One salient point from this anecdotal compendium is that the economic activity has continued to expand across all 12 Fed districts, but the economy shows some signs of slowing. Consumer spending continues to increase. Wage pressures appear to be impacting only a few districts, but the Beige Book repeated Bies' comment that employers are having difficulty finding certain skilled workers. Energy costs are being passed on to a greater degree than previously, inflation pressures are firmer than they had been previously and growth appears to be cooling. Although not particularly cheerful news, these salient points do not appear to differ greatly from the message that numerous FOMC members have been expounding for several weeks. What may be new is the degree to which energy costs are being passed through.

After the release of the Beige Book, if the time stamp is correct, Dallas Fed chief Fisher spoke again, and again addressed the issue of whether the FOMC might go too far in raising rates. He assured listeners that, while it's a judgment call, FOMC members are trying to ensure that they do not go too far. Some interpreted these comments and others to mean that he thinks that the next tightening might produce a needed tempering of inflation pressures. Other experts still worry, given the well-known tendency of inflation to keep rising after the last tightening and the current FOMC members' intention to keep tightening until inflation is under control. They may not allow that typical continued but temporary increase in inflation, but insist on stamping it out before they let up, stamping out the economy along with inflation.

Some individual companies contributed to the outlook and the afternoon bounce. In addition to the upgrades received by some chip-related companies, BA received a Goldman Sach's upgrade after receiving another huge order. This one amounts to $4.5 billion. BA helped lead the blue chips stocks higher, gaining 6.53 percent by the close. Yesterday's story stock, QCOM, gained 3.36 percent, but as I page through random lists of stocks, I notice HDI up 4.39 percent, LLY up 3.02 percent, and one of tomorrow's reporting companies, KBH, up 2.20 percent.

The list of reporting companies for tomorrow is small. Continuing the parade of financials reporting this week, Bear Stearns (BSC) reports tomorrow before the open. Other reporting companies include ADBE, the already-mentioned KBH, PIR and PGR.

Tomorrow will be a day full of economic releases, however, beginning with initial jobless claims, continuing claims and the empire manufacturing (13.5 forecast, up from previous 12.5), all at 8:30. Next come net foreign security purchases at 9:00, followed by industrial production (0.2 percent forecast, down from previous 0.8 percent) and capacity utilization (82.0 percent forecast, inching up from 81.9 percent) at 9:15. At noon, the Philly fed releases its number (11.0 forecast, down from previous 14.4). I would normally say that these numbers should not be as important as today's, but in this market climate and on the last trading day of many options and futures before Friday morning settlement, anything is important. New OEX traders should note that the June OEX options trade through Friday and settlement is determined by the closing values of the component stocks.

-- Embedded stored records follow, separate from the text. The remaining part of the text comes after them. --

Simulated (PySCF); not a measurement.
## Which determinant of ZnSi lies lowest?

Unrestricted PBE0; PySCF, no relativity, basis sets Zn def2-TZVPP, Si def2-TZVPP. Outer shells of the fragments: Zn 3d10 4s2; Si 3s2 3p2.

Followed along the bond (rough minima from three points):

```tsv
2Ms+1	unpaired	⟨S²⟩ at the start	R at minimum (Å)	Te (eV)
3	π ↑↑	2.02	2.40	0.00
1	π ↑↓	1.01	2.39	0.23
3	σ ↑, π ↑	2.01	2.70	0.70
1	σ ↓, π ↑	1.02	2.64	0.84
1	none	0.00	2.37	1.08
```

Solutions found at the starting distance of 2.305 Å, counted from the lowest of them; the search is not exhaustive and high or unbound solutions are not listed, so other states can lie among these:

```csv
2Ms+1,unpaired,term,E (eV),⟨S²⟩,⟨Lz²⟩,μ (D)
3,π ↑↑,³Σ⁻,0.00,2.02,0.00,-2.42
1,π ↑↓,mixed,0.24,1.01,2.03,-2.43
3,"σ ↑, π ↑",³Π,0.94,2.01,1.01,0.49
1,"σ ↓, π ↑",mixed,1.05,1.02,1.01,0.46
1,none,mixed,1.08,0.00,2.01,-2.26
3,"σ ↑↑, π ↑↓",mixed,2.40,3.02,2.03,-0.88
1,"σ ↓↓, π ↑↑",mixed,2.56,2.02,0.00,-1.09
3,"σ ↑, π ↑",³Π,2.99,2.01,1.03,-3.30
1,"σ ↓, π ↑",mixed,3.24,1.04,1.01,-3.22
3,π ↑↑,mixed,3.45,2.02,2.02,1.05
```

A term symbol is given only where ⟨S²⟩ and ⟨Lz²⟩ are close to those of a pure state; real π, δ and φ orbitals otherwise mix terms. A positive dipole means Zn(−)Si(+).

So was today's end-of-day action a short-covering bounce? Certainly. Will it continue? Breadth indicators were mixed, with volume strong, advancers barely beating decliners, new lows trumping new highs, but with up volume about double down volume.

The daily action proves difficult to interpret, except that dim memory, back when markets used to have normal volatility, is that this kind of action used to attend the bottoming or topping-out process. It's possible that markets are attempting a bottoming process, employing a jack-hammer-like action to pound down to bedrock, to a level that will prove strong enough to build upon. My outlook is a weekly one, so all I can determine at this point is what I've shown on the charts above, that long-term weekly support levels are being tested, and that we won't know the outcome until Friday's close.

Bears and bulls alike were stopped today, likely multiple times. Markets collapsed without warning, on an errant word or two from Fed governors and the rallies, brief as some were, were just as sudden. In that kind of climate, it's nearly impossible to day trade, and even experienced traders were left groaning today. Even if they were right about direction, they often were stopped just before the market moved that direction.

If you're determined to trade intraday or if you're already in trades that were established a while ago and want to know what to expect for opex, the best I can do is point you again to that SPX chart of the three-minute 100/130-ema's and tell you to watch how the SPX performs with relationship to those averages. Use the five-minute version for the Dow and the 3-minute version for the SOX and Nasdaq, realizing that the SOX and Nasdaq are both going to overrun these averages from time to time, with the breakout below or above occasionally being fake-out moves. They're just not as reliably attuned to those averages as were the SPX and OEX. The 15-minute versions are better for the SOX and Nasdaq, but neither are above those versions yet. Watch for those 15-minute averages as possible resistance, if hit.

On any and all of those indices, test various times frames, because if markets slow down or move faster (almost impossible to move faster, it seems), then you may find that either a 7- or 1-minute chart proves more helpful. Most importantly, if in bullish plays, you want the financials to lend their strength. Watch the financials.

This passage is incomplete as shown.